TOKYO — Toyota and Nissan will ask for reimbursement from Britain if the UK government fails to agree on a trade deal with the European Union, the Nikkei financial daily reported on Monday.
The Japanese automakers are bracing for a 10 percent tariff on cars exported from the UK to the EU and are demanding that the government pay extra costs, the Nikkei reported on Monday.
British Prime Minister Boris Johnson said on Sunday that he did not particularly wish for a Brexit transition period to end without a new trade deal in place but that Britain could live with such an outcome.
Executives for Nissan and Toyota had no immediate comment.
Toyota builds the Corolla and the related Suzuki Swace compact cars at its plant in Burnaston, central England. It also produces engines at a factory in Wales.
Nissan operates Britain’s biggest car factory in Sunderland, northeast England. The plant’s production includes the Qashqai, Juke and Leaf. Honda also builds the Civic in Swindon, near London, but the company is closing the factory next year.
The plant would be “unsustainable” if Britain leaves the EU without a trade deal, Nissan said in June.

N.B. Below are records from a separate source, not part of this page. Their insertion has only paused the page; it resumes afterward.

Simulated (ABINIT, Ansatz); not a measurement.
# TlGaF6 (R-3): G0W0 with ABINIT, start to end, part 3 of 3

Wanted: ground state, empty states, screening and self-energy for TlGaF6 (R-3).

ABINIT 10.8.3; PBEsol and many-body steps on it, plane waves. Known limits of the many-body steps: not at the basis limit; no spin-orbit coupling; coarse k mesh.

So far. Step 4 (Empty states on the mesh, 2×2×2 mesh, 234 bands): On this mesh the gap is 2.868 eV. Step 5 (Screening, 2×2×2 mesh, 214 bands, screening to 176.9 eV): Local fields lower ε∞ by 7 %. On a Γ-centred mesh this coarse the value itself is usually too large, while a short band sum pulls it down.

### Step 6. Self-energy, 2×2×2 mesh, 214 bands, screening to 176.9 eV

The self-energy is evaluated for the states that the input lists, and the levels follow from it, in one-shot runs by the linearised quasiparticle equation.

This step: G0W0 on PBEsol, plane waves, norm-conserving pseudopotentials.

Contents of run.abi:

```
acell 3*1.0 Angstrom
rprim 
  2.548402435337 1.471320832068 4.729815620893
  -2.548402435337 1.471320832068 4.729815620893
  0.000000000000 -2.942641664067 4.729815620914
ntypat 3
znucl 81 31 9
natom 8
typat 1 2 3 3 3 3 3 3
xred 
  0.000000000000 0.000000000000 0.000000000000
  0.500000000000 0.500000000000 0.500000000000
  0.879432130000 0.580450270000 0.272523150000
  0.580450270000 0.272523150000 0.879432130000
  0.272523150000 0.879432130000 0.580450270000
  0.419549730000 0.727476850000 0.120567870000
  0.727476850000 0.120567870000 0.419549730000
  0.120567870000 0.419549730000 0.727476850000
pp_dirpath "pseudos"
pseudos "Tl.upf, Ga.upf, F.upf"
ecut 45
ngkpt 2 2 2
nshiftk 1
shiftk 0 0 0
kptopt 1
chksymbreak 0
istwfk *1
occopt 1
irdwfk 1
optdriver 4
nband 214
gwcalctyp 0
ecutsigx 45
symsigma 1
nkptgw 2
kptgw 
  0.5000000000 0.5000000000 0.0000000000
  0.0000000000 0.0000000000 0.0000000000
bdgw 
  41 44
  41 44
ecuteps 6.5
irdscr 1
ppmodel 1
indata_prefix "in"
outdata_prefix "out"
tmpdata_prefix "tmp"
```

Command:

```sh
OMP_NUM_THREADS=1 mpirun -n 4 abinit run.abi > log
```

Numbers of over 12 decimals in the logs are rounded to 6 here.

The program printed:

Europe and the UK’s car industries last month said a disorderly Brexit would cost the sector 110 billion euros ($130 billion) in lost trade over the next five years.
The stage is set for a showdown on Brexit at a European Union summit this week.
British and EU negotiators on Monday began a two-week period of intense talks to agree a deal. If the two sides cannot reach an agreement by the year-end, Britain will leave the EU’s single market and customs union on Dec. 31 without a trade deal in place.